Rapid reboot of Arduino Opta when setting/reading device properties with watchdog enabled

Hello everyone,

I’m encountering an issue where the Arduino Opta suddenly reboots (non-watchdog reboots) under certain conditions. Specifically, the reboots occur when:
• A relay is turned on/off via the API or a dashboard widget (there is a need to turn it on/off min. 1-3 times, sometimes more).
• All of the following code elements are present:

  1. Setting a property under the resource Input.
  2. Reading and/or setting a property within the loop() function.
  3. The watchdog timer is enabled.
    If any of these elements is omitted, the reboots do not occur.

Here’s the code to reproduce the issue:

#define THINGER_SERIAL_DEBUG
#define THINGER_SERVER "acme.aws.thinger.io"

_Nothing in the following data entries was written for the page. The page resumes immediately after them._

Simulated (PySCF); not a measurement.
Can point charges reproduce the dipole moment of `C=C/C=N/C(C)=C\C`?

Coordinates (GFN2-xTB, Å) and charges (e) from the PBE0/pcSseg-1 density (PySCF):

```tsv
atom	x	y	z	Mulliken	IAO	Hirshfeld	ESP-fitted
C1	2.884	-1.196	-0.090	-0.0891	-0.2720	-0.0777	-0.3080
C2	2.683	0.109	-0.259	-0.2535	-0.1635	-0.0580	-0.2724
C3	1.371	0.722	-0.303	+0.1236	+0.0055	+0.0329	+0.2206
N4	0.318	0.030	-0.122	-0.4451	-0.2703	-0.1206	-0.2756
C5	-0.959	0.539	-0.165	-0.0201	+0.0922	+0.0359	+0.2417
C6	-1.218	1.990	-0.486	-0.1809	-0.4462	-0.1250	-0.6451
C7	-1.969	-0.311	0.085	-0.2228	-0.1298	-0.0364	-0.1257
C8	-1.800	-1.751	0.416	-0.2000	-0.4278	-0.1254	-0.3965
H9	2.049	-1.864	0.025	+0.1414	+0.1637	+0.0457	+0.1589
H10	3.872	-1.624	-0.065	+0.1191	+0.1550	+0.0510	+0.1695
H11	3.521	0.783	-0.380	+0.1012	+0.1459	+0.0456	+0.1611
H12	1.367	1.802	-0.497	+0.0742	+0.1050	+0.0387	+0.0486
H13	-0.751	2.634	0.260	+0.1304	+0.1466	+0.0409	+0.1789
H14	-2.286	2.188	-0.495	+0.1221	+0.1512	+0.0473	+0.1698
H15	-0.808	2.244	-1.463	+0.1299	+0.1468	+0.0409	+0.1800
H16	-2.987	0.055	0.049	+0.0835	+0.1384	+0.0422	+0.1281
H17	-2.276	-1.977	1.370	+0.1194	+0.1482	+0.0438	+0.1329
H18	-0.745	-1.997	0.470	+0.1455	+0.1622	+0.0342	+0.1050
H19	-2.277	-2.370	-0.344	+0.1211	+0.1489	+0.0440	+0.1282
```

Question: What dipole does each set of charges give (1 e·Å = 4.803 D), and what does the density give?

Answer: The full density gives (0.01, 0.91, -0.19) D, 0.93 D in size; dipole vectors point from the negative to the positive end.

#include <ThingerMbedEth.h>
#include <ThingerPortentaOTA.h>
#include "arduino_secrets.h"

// Define the watchdog timeout
#define WATCHDOG_TIME_MS 10000

// Get the instance of the Watchdog
mbed::Watchdog& watchdog = mbed::Watchdog::get_instance(); // Required element 3

ThingerMbedEth thing(USERNAME, DEVICE_ID, DEVICE_CREDENTIAL);
ThingerPortentaOTA ota(thing);

int propertyValue2 = 1;
bool isThingerAuthenticated = false;  // Status if connected to Thinger.io

void setup() {
  Serial.begin(115200);

  // configure leds for output
  pinMode(LED_D0, OUTPUT);
  pinMode(LED_D1, OUTPUT);
  pinMode(LED_D2, OUTPUT);
  pinMode(LED_D3, OUTPUT);
  pinMode(LEDR, OUTPUT);
  pinMode(LED_BUILTIN, OUTPUT);

  // configure relays for output
  pinMode(D0, OUTPUT);
  pinMode(D1, OUTPUT);
  pinMode(D2, OUTPUT);
  pinMode(D3, OUTPUT);

  // Set state listener to update authentication status
  thing.set_state_listener([](ThingerClient::THINGER_STATE state) {
    isThingerAuthenticated = (state == ThingerClient::THINGER_AUTHENTICATED);
  });

  thing["relay_1"] << [](pson& in) {
    if (in.is_empty()) {
      in = (bool)digitalRead(D0);
    } else {
      digitalWrite(D0, in ? HIGH : LOW);
      digitalWrite(LED_D0, in ? HIGH : LOW);

      // Required element 1 start
      pson set_prop;
      set_prop["variable"] = false;
      thing.set_property("varStatus", set_prop, true);
      // Required element 1 end
    }
  };

  // start thinger on its own task
  thing.start();

  // Start the watchdog timer
  watchdog.start(WATCHDOG_TIME_MS); // Required element 3
}

void loop() {
  watchdog.kick(); // Required element 3
  if (isThingerAuthenticated) {
    // Required element 2 start
    pson send_data;
    send_data["propertyValue1"] = 1;
    thing.set_property("property_data", send_data, true);
    pson read_data;
    thing.get_property("property_data2", read_data);
    propertyValue2 = read_data["propertyValue2"];
    // Required element 2 end
  }
  delay(2000);
}

Has anyone experienced a similar problem or can offer insights into why this might be happening? Any assistance would be greatly appreciated.

Thank you!

Upon further investigation, it appears that the reboots are being triggered by the watchdog timer. Frequently pressing the relay control button (via the dashboard or API) causes significant delays in the loop, which eventually leads to a watchdog timeout.
I don’t know how communication across different threads is being handled in this context.

Hi,

Do you mean pressing many times in a short period of time? I ask this because is weird, the communication should be fast enough to avoid trigger the watchdog, however I dont know how long is this watchdog timer.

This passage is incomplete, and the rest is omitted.